A short walk to a stunning viewpoint: Mt. Nanzilin
By Richard Saunders, Special to The China Post
October 2, 2008, 11:20 am TWN
Perched high above the union of the East China Sea and the Pacific Ocean, the area around Jinguashi and Jiufen on the northeast coast of Taiwan is a relatively new discovery for me, but is turning into one of the most exhilarating and tempting hiking areas anywhere within easy reach of Taipei City.
This area has long been popular with local and foreign day trippers as first Jiufen (九份), and more recently the Gold Ecological Museum at Jinguashi (金瓜石) became wildly popular with visitors, but (luckily for those of us city dwellers who like to escape the crowds come Saturday morning) it’s the same story here as anywhere else around Taiwan. Venture just a bit off the deeply worn tourist path, and you’ll be well rewarded.
In the Jiufen and Jinguashi area, there’s no shortage of peace and unspoilt beauty. For instance the forty-minute climb to the summit of Keelung Mountain (基隆山. 587 meters), the great pyramid of rock that looms above the ocean on the seaward side of Jiufen, is rewarded by a fabulous panorama, while climbing the rocky tower atop Teapot Mountain (無耳茶壺山, 599 meters) just across the valley above Jinguashi is a great way to set the adrenaline running (fixed ropes make the scramble relatively safe).
At first, Mt. Nanziling (南子吝山), rising above the ocean a little further east, looks quite inconspicuous amidst this landscape of tall and shapely peaks. At just 196 meters high, it’s only a third the height of either of the other two summits, and lacking a sharp profile or impressive rocky summit, it’s hardly surprising that most visitors to the area ignore it. The reward for making the short, easy walk to the top, however is a view every bit as fine as that from one of the much loftier peaks nearby, with the great advantage of being both an easier, more relaxing climb, and a far, far quieter one at weekends.
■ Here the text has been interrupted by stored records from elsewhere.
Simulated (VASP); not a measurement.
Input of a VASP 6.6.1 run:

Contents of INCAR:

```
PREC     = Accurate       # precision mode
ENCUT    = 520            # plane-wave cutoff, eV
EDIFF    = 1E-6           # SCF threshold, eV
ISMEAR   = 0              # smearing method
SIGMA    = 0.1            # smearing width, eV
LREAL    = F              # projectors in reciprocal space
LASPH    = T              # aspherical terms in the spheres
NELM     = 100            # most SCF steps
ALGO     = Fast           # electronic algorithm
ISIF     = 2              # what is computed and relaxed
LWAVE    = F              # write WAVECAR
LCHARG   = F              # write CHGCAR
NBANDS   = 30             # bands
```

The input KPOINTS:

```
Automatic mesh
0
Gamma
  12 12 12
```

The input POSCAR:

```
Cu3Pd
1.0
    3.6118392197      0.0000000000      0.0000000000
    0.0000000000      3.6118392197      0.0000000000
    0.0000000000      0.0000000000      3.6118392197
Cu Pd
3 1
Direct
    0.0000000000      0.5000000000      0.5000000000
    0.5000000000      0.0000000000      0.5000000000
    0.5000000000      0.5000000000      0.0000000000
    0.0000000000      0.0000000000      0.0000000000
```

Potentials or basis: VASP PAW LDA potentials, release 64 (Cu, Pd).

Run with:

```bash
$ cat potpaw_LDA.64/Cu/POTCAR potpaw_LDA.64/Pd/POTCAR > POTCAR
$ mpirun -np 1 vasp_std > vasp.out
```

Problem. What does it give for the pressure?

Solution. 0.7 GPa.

The trailhead for Mt. Nanziling leaves highway 2 (the main road around the scenic Northeast Coast Scenic Area) in the little fishing village of Nanya (南雅), a place that’s firmly on the beaten track, thanks to the extraordinary, wave-cut rock formations in the cliffs a few minutes walk east of the village. It’s well worth following the footpath along the seashore from the village to the main area of formations, which include two impressive towers of rock that look strikingly like gigantic bamboo shoots.